Sunday, 9 July 2017

Dim


Cher has just put up a load of interesting pictures to do with the German occupation of Guernsey and it reminded me of the WW2 ARP bicycle lamp I bought yesterday, above.

Bicycle lamps were feeble enough in those days, but this one has been even more enfeebled by having a hood built right over the tiny little bulb so it cannot be spotted by aircraft.

I remember cycling home from school in the Winter, trying not to go faster than my brain could process any potential hazards which might come into view by being caught in the dim pool of yellow light which spread about four feet ahead of the front wheel. Even with new batteries the light was dim, but after about an hour it became yellower and yellower until it was almost pointless.

These days, cyclists have LED lights so bright that they actually blind you for a couple of seconds if you look straight at them, and many of them point them straight at oncoming car-drivers, as if they actually want to be run over.
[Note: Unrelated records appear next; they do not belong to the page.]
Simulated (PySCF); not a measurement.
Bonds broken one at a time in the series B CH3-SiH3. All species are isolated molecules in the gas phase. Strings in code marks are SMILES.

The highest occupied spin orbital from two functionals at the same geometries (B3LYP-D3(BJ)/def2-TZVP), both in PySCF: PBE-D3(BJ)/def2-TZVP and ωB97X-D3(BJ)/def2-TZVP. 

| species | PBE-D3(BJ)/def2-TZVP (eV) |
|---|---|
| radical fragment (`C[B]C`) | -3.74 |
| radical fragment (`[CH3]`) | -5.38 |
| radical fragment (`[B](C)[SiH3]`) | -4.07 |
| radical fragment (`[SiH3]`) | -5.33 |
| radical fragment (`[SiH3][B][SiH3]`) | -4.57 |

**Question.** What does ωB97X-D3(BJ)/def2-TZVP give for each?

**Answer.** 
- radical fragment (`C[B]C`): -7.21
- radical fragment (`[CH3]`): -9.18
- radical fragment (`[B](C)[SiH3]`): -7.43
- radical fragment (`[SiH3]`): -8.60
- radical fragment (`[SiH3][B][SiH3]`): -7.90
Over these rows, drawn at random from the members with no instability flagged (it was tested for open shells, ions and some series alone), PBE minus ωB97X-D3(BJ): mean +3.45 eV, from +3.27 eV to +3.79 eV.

My nostalgia for the old days is not to do with any notion that they were good old days - how could the constant threat of arial bombardment, rationing until the 1950s or even occupation be 'good'? - it is just that I miss the gentleness summed up by old fashioned bicycle travel, before militant cyclists declared war on motorists and pedestrians to blind them with 1500 lumen lamps, routinely shoot through red lights, go the wrong way and ride at 25 MPH on the pavement.

Why does everything have to be competitive these days?

9 comments:

  1. Those dynamo things that pressed against the back wheel were useless. I could never get mine to work; therefore no light.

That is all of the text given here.